Text Processing

From: Bruce Feist
Subject: Text Processing
Date: Wed, 02 Dec 1992 01:54:26 +0000
Message-ID: <723262882.AA00000@blkcat.UUCP>

I'm open to suggestions on how to process text files in Common LISP for lexical
analysis.  Right now, I'm doing it character-by-character with read-char and
then using concat to combine the characters I read into tokens; is there a
better way?  How much more efficient would it be to use read-line and separate
tokens from each other?

Thanks.

Bruce

From: Rob MacLachlan
Subject: Re: Text Processing
Date: Tue, 15 Dec 1992 21:12:30 +0000
Message-ID: <BzBK91.FLG.1@cs.cmu.edu>

In article <·················@blkcat.UUCP> ···········@f615.n109.z1.fidonet.org (Bruce Feist) writes:
>I'm open to suggestions on how to process text files in Common LISP for
>lexical analysis.  Right now, I'm doing it character-by-character with
>read-char and then using concat to combine the characters I read into tokens;
>is there a better way?

If you are doing:
    (setq buffer (concatentate buffer (string char)))
you would be doing better by preallocating a string buffer and growing it as
needed, then taking SUBSEQ at the end of accumulation.
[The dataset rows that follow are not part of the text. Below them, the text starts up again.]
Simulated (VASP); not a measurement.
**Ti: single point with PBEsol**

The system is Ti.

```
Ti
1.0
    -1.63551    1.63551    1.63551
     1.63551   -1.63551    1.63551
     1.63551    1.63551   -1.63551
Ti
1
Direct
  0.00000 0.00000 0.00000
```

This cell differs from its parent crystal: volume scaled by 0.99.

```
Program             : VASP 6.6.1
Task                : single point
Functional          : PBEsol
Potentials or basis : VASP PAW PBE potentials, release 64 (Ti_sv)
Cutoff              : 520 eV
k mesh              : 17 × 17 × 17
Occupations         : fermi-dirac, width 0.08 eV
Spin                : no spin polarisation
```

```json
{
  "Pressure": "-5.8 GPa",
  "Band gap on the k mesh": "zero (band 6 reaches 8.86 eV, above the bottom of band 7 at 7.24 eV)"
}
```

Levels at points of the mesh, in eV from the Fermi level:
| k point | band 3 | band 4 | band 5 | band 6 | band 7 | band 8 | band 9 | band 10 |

>How much more efficient would it be to use read-line and separate tokens from
>each other?

It depends on the implementation's relative costs of stream operation overhead
and string allocation.  I would guess that in implementations with
generational GC, the READ-LINE strategy could well be faster.  Most
implementation have internal operations to read a large number of characters
into a preallocated buffer, which could get the best of both worlds at a
portability cost.

  Rob